By Patricia Belyea
EVERSON WA Where can you find a creative spark? Spend time with people who are unabashedly passionate about what they do!
Visiting artist Heidi Gustafson at her hideaway cabin near the Canadian border completely invigorated me. Heidi is crazy about iron oxides. She collects this mineral from the ground and spends time—lots of time—getting to know it.
Iron oxide brings color to our world. You might immediately think of rust. Correct! But also think: earthy hues of red, yellow, and brown. Also a few iron oxides, like vivianite, yield blue. These pigments are used to tint paints, make-up, and more.
Heidi pulverizes, by hand, chunks of iron oxide until they are powder. Although she could use a milling machine, Heidi spend hours getting to know her iron oxides by grinding them with one of her many mortar and pestles.
Take a tour around the studio in Heidi’s Nooksack Valley cabin:
Beyond the stones she collects herself, Heidi receives iron oxides from scientists, civil engineers, and rock hounds around the globe.

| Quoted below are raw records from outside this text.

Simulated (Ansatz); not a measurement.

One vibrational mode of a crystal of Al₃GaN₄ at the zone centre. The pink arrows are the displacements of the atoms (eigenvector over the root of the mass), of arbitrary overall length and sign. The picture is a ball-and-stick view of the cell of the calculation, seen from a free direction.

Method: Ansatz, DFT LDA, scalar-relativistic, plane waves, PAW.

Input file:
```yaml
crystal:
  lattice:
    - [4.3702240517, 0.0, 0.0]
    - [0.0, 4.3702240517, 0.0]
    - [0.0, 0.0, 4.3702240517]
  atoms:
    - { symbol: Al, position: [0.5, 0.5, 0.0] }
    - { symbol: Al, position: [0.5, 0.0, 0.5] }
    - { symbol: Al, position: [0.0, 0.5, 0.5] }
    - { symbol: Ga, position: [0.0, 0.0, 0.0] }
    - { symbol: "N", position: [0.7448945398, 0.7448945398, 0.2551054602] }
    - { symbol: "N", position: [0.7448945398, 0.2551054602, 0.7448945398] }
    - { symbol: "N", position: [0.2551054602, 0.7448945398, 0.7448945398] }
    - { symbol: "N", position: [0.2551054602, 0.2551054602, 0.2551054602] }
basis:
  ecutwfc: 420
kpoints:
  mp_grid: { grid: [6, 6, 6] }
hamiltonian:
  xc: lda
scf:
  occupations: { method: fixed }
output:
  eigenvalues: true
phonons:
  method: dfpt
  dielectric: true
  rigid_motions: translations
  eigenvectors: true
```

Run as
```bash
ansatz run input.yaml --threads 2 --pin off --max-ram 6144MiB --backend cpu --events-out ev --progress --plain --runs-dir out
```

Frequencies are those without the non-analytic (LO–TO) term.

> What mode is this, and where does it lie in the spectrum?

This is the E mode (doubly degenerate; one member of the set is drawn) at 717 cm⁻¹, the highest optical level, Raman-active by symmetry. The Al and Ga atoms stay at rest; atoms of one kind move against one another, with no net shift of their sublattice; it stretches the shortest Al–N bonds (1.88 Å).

Heidi’s reveals the magic found in a box of ochres she recently received from the outback of Australia: ”Not every stone wants to become a pigment. Not every pigment wants to become paint. A good few in this case, really wanted to be admired, just held by retinal arms. Ones that did say ‘expose me!’ leap right into the mortar, and there’s a deep pleasure in cracking into them, like yolk or seed.”
Heidi, who brings life to stones that are millions of years old, reminds us to be truly present and appreciate something as the simple as the earth beneath our feet!